The self_see_filter inherits from the FilterBase class, and implements the functionality of removing or marking point cloud points that belong to a robot's body. There are two modes of operation - the first actually filters points out, discarding those points in the cloud that are determined to be in or near robot links or which are shadowed by the robot links. The second mode is not to remove points that lie on or near robot links but instead to mark them using an annotation channel in the point cloud. The self_see_filter additionally allows a sensor frame to be set to enable filtering of points that lie behind the robot's body from the view of the sensor. The code in this package works for links defined as spheres, boxes, cylinders or meshes.
- The ROS API is stable.
- The C++ API is stable.
The filter does not directly subscribe to or publish any values other than tf transforms, but does use a number of parameters to control internal operation. It will attempt to set the parameters from a node handle passed into to the contructor, so all parameters will be drawn from the namespace <namespace> used to create the node handle.
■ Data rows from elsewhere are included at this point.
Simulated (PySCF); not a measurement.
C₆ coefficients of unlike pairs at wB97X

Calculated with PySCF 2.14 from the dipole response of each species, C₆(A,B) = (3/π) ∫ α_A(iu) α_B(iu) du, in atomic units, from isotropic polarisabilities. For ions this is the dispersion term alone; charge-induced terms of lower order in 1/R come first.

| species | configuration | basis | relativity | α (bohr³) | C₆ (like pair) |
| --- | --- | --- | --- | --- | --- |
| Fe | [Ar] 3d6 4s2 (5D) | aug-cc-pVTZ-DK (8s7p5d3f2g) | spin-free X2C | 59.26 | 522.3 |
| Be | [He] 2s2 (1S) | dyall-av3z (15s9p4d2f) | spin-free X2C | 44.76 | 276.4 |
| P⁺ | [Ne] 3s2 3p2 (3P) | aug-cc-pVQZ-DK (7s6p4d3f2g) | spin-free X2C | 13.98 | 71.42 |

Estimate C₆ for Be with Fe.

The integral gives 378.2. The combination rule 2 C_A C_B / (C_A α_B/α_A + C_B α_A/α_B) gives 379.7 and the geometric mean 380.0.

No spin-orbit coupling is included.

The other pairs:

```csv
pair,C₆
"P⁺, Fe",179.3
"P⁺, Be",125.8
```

~<namespace>/min_sensor_dist (double, default: ".02")
- Points closer than this from the sensor frame are discarded
- The default padding to associate with links if none is specified in the link description
- The default scale to associate with links if none is specified in the link description
- If the annotate option is not empty, self_see_filter will not filter points from point clouds but will instead add an annotation channel with the name specified by the "annotate" parameter that will contain, for each point, a -1 if the point is inside a robot link, a 0 if the point is shadowed by a robot link, or a 1 otherwise.
- The self_see_links are an array of structures associated with individual links.
The entries for self_see_links are best explained in yaml format:
- name: base_link padding: .03 scale: 1.0
The name (required) specifies the name of the link to be considered in the self filter, the padding (optional) the distance (in meters) from the link to include in collision filtering, and the scale (optional) to consider the link. If the padding or scale are not set the defaults will be used.
Finally, C++ calls exist to set the sensor frame for shadow detection if desired.
To determine whether a point is inside, outside or a shadow, the following computation is performed for every link we are testing against:
If sensor_frame is not specified:
- check if point is inside the scaled and/or padded link. If so, the point is inside. Otherwise, the point is outside. There are no shadow points.
If sensor_frame is specified
Assume the point is outside. Check if point is inside the unscaled and unpadded link or too close to the sensor. If it is not, check it if is behind the scaled and/or padded link (a shadow point), if we look along a ray starting at the sensor's origin. If the point is not a shadow point either, check if it is inside the scaled and/or padded object. If the point is still not inside the link, it is considered outside. The reason the process is more complex when the sensor's location is known is that we need to consider points behind the arm as shadow points, even if these points fall in the padding/scaling of the link because this padding/scaling should only affect points that hit the top surface of links. (As an example use case, the collision_map that accounts for self occlusion uses this information; if the arm is right on top of a table, shadowing some points, those points should not be considered inside, even if they are within the padding of the end effector).